In the Fortune 1000, the cost of outages can easily exceed $500,000/hour (source)

1: Proactive Mobilization

  • The easiest way to speed up your response is to start it sooner.
  • Track what affects your customers, not what affects your machines. Use Real User Monitoring to know validate that users can successfully load, download or buy your tool.
  • Monitor the underlying infrastructure too.You’re primarily looking to detect problems before they affect users (at the cost of some false positives) and identify the cause of a customer facing problem.
  • Automate your awareness: every problem should have an owner and they should find out from your monitoring tools automatically. Display the status in your NOC, but if there’s an issue affecting your revenue, don’t wait for a person to act only after they’ve noticed. Automatically assign and notify someone about all issues above a certain priority, via their preferred communications methods (phone call, SMS, etc.). To make this easier, we integrate with hundreds of monitoring tools.
  • Automatic increase from Sev4 to Sev3 to Sev2. If the tool detects that your shopping cart has gone from slow to non-responsive, automatically escalate the priority so the responder has all the information.
  • Automate response for Sev2 and Sev1. If you need more senior engineers for a Sev1, configure your tooling to do that automatically.

2: Have a defined process
Define your process and clarify the different roles to remove ambiguity, confusion, and wasted time during a response. We recommend the following roles:
Incident Commander + Deputy, Scribe, Customer Liaison and obviously Subject Matter Experts. You can find more detail at: https://response.pagerduty.com/before/different_roles/

Key things to remember:

  • Poll for strong objections: Ask for objections, not consensus. "Sounds like it might be the size of the log file, any strong objections to purging the logs?” This ensures you don’t get stuck in inaction, waiting for non-urgent discussions and consensus building.
  • Time-box and assign tasks to individuals: “Ok, we’re going to try and purge the logs. Eric will do it and report back if it takes longer than 5 minutes.”
  • Standardize lingo & etiquette: Ensure everyone knows when and how they can speak up.

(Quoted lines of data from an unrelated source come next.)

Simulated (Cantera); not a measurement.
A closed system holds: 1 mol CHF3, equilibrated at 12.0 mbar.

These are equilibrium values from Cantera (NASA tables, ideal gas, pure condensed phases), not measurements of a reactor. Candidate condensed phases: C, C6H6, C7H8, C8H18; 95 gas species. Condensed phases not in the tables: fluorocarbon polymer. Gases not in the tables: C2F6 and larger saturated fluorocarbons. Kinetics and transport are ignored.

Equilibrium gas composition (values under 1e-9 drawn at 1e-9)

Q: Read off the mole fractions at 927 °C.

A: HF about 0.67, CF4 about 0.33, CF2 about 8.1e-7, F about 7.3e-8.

Along with roles, the actual lingo etiquette of the meeting is important. Keeping the tone and the discussion practical and focused on the issue, without emotion, is key to effective response.

In an outage, the organizational hierarchy takes a backseat to the response roles. When executives start to randomize the defined process, we refer to that as “Swooping and Pooping” — the terminology is intentionally derisive and serves to highlight that you need communication that’s clear, concise and actionable.

3: Build your communication strategy
You need a process around communication, outside of the core response team, that is defined as well. Depending on the type of incident, you could be dealing with internal customers (we often call them stakeholders), external customers, and even the market at large. You could be responding to a security incident, which may require looping in legal and other executives.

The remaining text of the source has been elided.